The exchange-traded fund uses futures derivatives to bet against the Dow Jones U.S. Financials sector stock index, which closed down 3.6% Thursday and is down 16.4% year to date. There are 292 companies in the financials index, but it's dominated by big banks like Bank of America (BAC), Goldman Sachs (GS) and Merrill, and large insurers like AIG (AIG) and MetLife (MET).
Shares of the largest investment banks fell Thursday after Keefe Bruyette & Woods analyst Lauren Smith lowered first-quarter profit estimates for the big brokers an average of 37%, citing continued fallout from the subprime mortgage crisis, particularly in the commercial real estate sector and its related securities.
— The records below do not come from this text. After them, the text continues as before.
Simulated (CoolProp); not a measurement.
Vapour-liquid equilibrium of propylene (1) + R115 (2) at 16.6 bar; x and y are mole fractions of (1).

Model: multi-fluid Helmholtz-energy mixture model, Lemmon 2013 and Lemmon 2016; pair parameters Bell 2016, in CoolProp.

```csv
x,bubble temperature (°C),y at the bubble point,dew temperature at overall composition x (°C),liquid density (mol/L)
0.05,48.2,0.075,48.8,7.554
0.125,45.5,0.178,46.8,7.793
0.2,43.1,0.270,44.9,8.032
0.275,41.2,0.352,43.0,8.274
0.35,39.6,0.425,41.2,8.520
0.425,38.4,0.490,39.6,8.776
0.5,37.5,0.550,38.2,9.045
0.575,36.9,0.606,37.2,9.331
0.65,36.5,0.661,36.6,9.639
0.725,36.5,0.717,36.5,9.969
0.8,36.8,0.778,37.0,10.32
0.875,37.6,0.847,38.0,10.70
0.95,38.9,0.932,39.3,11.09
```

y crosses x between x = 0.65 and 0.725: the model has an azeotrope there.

"There has been significant deterioration in the market for commercial mortgage-backed securities as evidenced in part by the sharp decline in the CMBX index, which tracks the performance of commercial-real-estate bonds with different credit ratings," she wrote. "We believe the large cap brokers will mark down their CMBS holdings in 1Q08 given the widening of spreads between Treasuries and the commercial mortgage backed securities by about 5%."
And those stocks have been sagging ever since the subprime mortgage crisis broke into the open and picked up momentum, resulting in losses of billions and billions of dollars throughout the sector. Of the stocks whose estimates were trimmed Thursday, top performer Goldman is down 16.4% over the last year, while Citigroup (C) shares have lost 56% of their value.
UltraShort Financials is up 65.7% in the same period, while the underlying U.S. Financials index has sunk 29.3%. The ETF is more than double the index loss because its returns are compounded.
ProShares Chief Executive Michael Sapir says the Ultra funds family "isn't targeted to mom-and-pop investors.
"But for more sophisticated investors who have a viewpoint that the financial sector, including the major money center banks, is going to do poorly as a result of things like the subprime mortgage crisis, this represents an easy and simple way for investors to get short exposure to the sector," Sapir says.
Making sector calls, particularly is you use ETFs to bet on an industry's falling fortunes, is more risky than the average investor's do-it-yourself strategy. That approach can still work, says Virginia Zart, senior web editor at Global Trends Investments, a Newport Beach, Calif., advisory firm.
"Setting up an exit strategy is important," she says. "We watch the 200-day moving average and put an 8% stop-loss on [each ETF]."